Melville in His Own Time
“In a Memory’s Show-Box worthy of Hawthorne, Steven Olsen-Smith presents a variously puzzling, frustrating, and illuminating series of key personal testimonials to the character and personality of Herman Melville. The individual selections, many freshly edited and presented in their entireties, beckon like Ahab’s doubloon.”—R. D. Madison, associate general editor, The Writings of Herman Melville
“A delightful collection that includes many letters and reviews little known even among scholars, this book showcases the glorious complexity of Herman Melville as person and writer. The source materials gathered here, along with Olsen-Smith’s scrupulous and illuminating introductions, are a terrific, much-needed resource for Melville’s readers today.”—Dawn Coleman, author, Preaching and the Rise of the American Novel
“What a joy for Melville admirers and scholars alike to have these previously scattered documents meticulously edited and collected in one volume. Enriched by Steven Olsen-Smith’s superb introduction and discerning headnotes, they offer intimate insights into Melville’s multi-faceted personality and renew our appreciation for the vitality of his life and art.”—Dennis Berthold, Texas A&M University
Owing to the decline of his contemporary fame and to decades of posthumous neglect, Herman Melville remains enigmatic to readers despite his status as one of America’s most securely canonical authors. Born into patrician wealth but plunged into poverty as a child, in 1840 he signed aboard the whaleship Acushnet in the midst of a nationwide depression and sailed to the South Pacific. At the Marquesas Islands, he deserted and lived for a time among one of the group’s last unsubjugated tribes. Upon his return home, he achieved overnight success with a book based on his experiences, Typee (1846).
Melville’s mastery of the English language and heterodox views made him a source of both controversy and fascination to western readers, until his increasing commitment to artistry and contempt for artificial conventions led him to write Moby-Dick (1851) and its successor Pierre (1852). Although the former is considered his masterwork today, the books offended mid-nineteenth-century cultural sensibilities and alienated Melville from the American literary marketplace. The resulting eclipse of his popular reputation was deepened by his voluntary withdrawal from society, so that obituaries written after his death in 1891 frequently expressed surprise that he hadn’t died long before.

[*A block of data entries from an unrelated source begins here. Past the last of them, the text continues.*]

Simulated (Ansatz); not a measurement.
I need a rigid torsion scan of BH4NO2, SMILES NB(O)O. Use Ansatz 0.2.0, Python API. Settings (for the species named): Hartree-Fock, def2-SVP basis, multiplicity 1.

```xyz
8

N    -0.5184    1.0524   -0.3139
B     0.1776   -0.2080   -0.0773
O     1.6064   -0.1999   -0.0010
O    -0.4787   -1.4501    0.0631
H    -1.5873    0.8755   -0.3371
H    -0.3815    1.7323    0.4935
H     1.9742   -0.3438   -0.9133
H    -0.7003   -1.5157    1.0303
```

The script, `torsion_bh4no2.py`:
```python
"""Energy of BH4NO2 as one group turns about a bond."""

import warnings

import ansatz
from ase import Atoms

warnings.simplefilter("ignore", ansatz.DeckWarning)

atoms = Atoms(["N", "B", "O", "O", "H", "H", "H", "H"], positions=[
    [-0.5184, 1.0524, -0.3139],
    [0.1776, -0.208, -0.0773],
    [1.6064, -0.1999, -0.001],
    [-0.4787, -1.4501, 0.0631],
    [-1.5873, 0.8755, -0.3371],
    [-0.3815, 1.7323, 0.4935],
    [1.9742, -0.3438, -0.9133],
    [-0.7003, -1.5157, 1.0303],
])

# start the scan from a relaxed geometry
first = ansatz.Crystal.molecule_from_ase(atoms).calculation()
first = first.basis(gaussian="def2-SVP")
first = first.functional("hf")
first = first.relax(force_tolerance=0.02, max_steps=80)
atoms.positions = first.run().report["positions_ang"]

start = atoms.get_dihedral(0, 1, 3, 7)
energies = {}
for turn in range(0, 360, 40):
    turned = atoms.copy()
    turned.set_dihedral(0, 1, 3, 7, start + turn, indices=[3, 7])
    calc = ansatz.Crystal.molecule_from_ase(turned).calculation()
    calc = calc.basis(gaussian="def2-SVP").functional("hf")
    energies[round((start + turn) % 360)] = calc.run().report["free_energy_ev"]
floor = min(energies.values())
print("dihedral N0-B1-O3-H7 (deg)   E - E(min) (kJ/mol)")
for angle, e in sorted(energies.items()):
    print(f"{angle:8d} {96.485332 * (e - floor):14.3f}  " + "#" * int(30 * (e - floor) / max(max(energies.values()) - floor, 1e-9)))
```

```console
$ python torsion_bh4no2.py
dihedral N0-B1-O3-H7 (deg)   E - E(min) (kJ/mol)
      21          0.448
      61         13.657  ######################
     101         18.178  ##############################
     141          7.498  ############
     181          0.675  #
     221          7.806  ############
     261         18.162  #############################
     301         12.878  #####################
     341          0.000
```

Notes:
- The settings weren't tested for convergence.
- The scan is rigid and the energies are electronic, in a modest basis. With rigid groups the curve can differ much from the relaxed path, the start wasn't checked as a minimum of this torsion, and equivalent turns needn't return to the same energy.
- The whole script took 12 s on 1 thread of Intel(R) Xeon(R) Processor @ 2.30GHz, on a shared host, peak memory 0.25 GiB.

With most of his personal papers and letters lost or destroyed, his library of marked and annotated books dispersed, and first-hand accounts of him scattered, brief, and frequently conflicting, Melville’s place in American literary scholarship illustrates the importance of accurately edited documents and the value of new information to our understanding of his life and thought. As a chronologically organized collection of surviving testimonials about the author, Melville in His Own Time continues the tradition of documentary research well-exemplified over the past half-century by the work of Jay Leyda, Merton M. Sealts, and Hershel Parker. Combining recently discovered evidence with new transcriptions of long-known but rarely consulted testimony, this collection offers the most up-to-date and correct record of commentary on Melville by individuals who knew him.